As goes the humble cardboard box, so goes the economy

Box factories are folding, a worrying sign for the outlook.

As the astute economic observers of the Gray Lady recently noted, the recessionary impact of President Trump’s tariff blitz is everywhere — except the actual economic data. Recent numbers on consumption, unemployment, and corporate spending have all held up pretty well.

But many seem to think it’s coming. Data out today on industrial production as well as retail sales were a bit weak. And for one industry traditionally considered a leading indicator worth watching, the trade-related downturn seems to be clearly here.

Privately held Georgia-Pacific, a subsidiary of Koch Industries, announced yesterday that it would be closing a cardboard box factory near Atlanta, costing 535 people their jobs. That announcement followed late April news from publicly traded box maker Smurfit Westrock that it was closing box factories in St. Paul, Minnesota, and Forney, Texas, along with some mills in Germany, resulting in 650 jobs lost. International Paper and Grief, two other big box makers, have recently announced mill closures in Red River, Louisiana, and Fitchburg, Maine, respectively.

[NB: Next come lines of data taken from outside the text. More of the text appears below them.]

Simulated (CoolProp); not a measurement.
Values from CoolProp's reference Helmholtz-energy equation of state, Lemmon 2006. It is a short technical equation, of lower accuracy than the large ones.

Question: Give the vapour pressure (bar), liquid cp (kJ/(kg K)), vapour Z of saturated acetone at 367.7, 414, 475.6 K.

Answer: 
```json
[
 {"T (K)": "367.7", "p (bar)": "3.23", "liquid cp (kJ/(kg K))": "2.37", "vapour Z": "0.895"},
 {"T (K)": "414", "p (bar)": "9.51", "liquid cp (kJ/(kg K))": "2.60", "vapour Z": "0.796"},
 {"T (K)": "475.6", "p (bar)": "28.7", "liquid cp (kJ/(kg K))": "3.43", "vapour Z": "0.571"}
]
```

“With the closure of Cedar Springs, the industry is set to shutter 5.4% of total US capacity in an effort to match supply with weak, but stable demand in the face of the volatile global trade environment,” Jefferies analyst Philip Ng wrote.

It’s no secret where that global weakness is coming from, either.

Speaking to analysts after reporting earnings in late April, International Paper CEO Andrew Silvernail spotlighted “a tick down in demand when the tariff conversation first started.”

“After the trade discussions escalated a week later, we saw another negative shift in demand,” he added.

Boxes may seem boring. But they’ve long been considered something of a leading indicator for the economy, considering their ubiquity both in shipments of materials needed for industrial activity and their centrality to online retail sales.

And right now, box companies are scrambling to quickly to cut production to offset soft demand.

“We did see a lot of weakness in March and the first two weeks of April,” Smurfit Westrock CEO Anthony Smurfit told analysts after reporting earnings on April 23.

He added that while order bookings seemed to steady in the end of April, things remain uncertain.

“Well be very happy if demand comes back in the corrugated and container sector,” he said. “But were not... banking on a very strong recovery.”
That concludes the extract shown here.